# NAME

UNB's Luci - The eLUCIdator

# INSTALL

## REQUIREMENTS

The following Perl modules are required by Luci. All are available from http://www.cpan.org/.

NOTE 1: The versions listed here are those that were used during development. It is possible that Luci will work with an older version of the same module, but when using an older module perfomance should then be considered uncertain.

NOTE 2: It is possible that some of the modules listed here have module requirements of their own.

## SETUP & CONFIGURATION

1. Un-archive the distribution
2. Un-tar the archive to a directory from which you wish to run Luci. You should consider installing Luci behind SSL. ( see the FEATURE LIST for information on how Luci works with SSL and why Luci should reside behind a Secure Socket Layer. )

3. Modify the config
4. Using your favorite editor, open the luci.conf.cgi and update the following parameters in accordance with your environment:

NOTE: These settings are required for Luci to work properly. Any parameter within the config file may be modified to tweak Luci to best suit your needs, but you only need to change the required list to get Luci up and running.

- app_root - absolute path under which you've installed the distribution.

        ex: /web/text_only/parser

- app_root_url - absolute URL of the application root directory. ( NOTE: the 's' in http's' is recommended, yet not necessary. Please see the FEATURE LIST for information on how Luci works with SSL and why Luci should reside behind a Secure Socket Layer. )

        ex: https://www.yourdomain.com/text_only/parser

Under <system>

- default_target - absolute URL of the default site where Luci should be directed. This site will be used if a user references the luci.cgi directly.

	ex: http://www.yourdomain.com/

- apache_2 - set true if running under apache 2, false otherwise

- allow_url - urls that Luci will treat as internal ( ie. allowed for parse ). This directive should be repeated for every url under which Luci should allow for parsing. If you leave this field empty, Luci will allow parsing of any domain. See luci.conf.cgi for specific info on how to set this directive.
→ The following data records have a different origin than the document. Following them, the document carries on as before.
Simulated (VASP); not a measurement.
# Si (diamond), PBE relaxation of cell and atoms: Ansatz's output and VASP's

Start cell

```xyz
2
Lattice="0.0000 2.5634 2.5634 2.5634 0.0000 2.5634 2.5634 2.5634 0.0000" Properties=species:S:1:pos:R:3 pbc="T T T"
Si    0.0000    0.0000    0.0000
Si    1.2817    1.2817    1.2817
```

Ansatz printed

	ex: allow_url = http://yourdomain.com/*
allow_url = http://yourotherdomain.com/*

- deny_url - urls that Luci will not allow for parse. This directive follows the same conventions as does the allow_url directive. Note: deny_url will override settings in the allow_url directive. If you leave this field empty, Luci will allow parsing of any url restricted by those set with allow_url. See luci.conf.cgi for specific info on how to set this directive.

	ex: deny_url = http://yourdomain.com/personal/*
deny_url = http://yourdomain.com/personal/mypage.html

- cryptkey - the encryption key is used with CBC::Crypt for generating parameter names, but also used for en/decrypting passwords used in conjunction with 401 authorization. ( ie. .htaccess ) If you are not familiar with this, set it to some random string. cryptkey can be anything you like - I think - don't be too creative, but don't use the example given here. ( see the FEATURE LIST for information on how 401 authorization works with Luci and why you need to set cryptkey. )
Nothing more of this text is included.